EC2 is the barrier to entry for cloud backup, but it is also the most “familiar” for organizations that are in the infancy of cloud adoption or operating in a hybrid model. That makes PaaS options such as RDS the next logical step. Both backup types draw from their VMware predecessor by utilizing API calls to AWS native snapshot services. An interesting addition to this is VPC backup, which makes plenty of sense if you’ve ever had to comb through VPCs / Route Tables / Security Groups to see why something isn’t working properly.
Unsurprisingly, AWS has it’s own service that can protect data across a number of services. AWS Backup is a relatively new-ish service that actually didn’t support EC2 backup until the beginning of 2020. With EC2 being fairly new, it isn’t quite as fully featured as its Veeam AWS v3 counterpart in that it isn’t capable of file level restores. AWS Backup also supports EFS, DynamoDB, FSx, Aurora, Storage Gateway and RDS, but doesn’t currently have VPC backup functionality.
Like other AWS services, it is consumed directly from the AWS console, which natively integrates with the resources you want to protect. It allows you to create backup plans, which basically say what is being backed up, when and with what retention. Backup data is saved into backup vaults. All of this can be done via a centralized dashboard in the AWS console, making it lightweight and easy consume, although limited in scope to strictly the AWS ecosystem.

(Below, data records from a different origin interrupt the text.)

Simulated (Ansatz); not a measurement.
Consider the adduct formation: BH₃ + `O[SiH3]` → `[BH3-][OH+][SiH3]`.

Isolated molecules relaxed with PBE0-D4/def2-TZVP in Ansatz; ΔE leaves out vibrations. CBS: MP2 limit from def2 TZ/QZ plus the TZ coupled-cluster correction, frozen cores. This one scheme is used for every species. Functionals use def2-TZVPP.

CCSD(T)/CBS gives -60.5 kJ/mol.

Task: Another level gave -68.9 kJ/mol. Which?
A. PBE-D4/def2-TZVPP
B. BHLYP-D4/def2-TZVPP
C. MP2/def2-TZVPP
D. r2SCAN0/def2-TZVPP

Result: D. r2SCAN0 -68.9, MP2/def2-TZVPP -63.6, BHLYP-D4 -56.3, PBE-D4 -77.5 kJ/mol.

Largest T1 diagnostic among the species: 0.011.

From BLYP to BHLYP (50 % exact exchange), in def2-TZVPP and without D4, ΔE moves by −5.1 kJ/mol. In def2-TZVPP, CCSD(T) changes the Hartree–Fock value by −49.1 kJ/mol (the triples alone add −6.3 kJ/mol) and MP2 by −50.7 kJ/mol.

From a surface level cost perspective, AWS Backup can range from $0.05 GB data stored / month for EC2 to almost $0.10 GB data stored / month for RDS and DynamoDB (US-East-1). There don’t appear to be any other costs associated other than your typical data transfer stuff and minimal cost for some restores. When running Veeam AWS v3, you will incur costs for the EC2 server running Veeam and worker instance compute time. From a storage perspective, regardless of backup type, all data is stored as Veeam objects within S3 at $0.023 GB / month (as of this posting). This significant savings from a storage perspective may in many cases make up for the additional compute cost. There is also licensing to consider, and Veeam’s newer universal licensing option (VUL) brings portability across all Veeam products. Veeam Backup for AWS is free for up to 10 instances, which makes it easy to PoC or possibly not require licensing at all if you have no more than 10 critical workloads to protect. Stand alone licensing is also available per instance beyond the free edition.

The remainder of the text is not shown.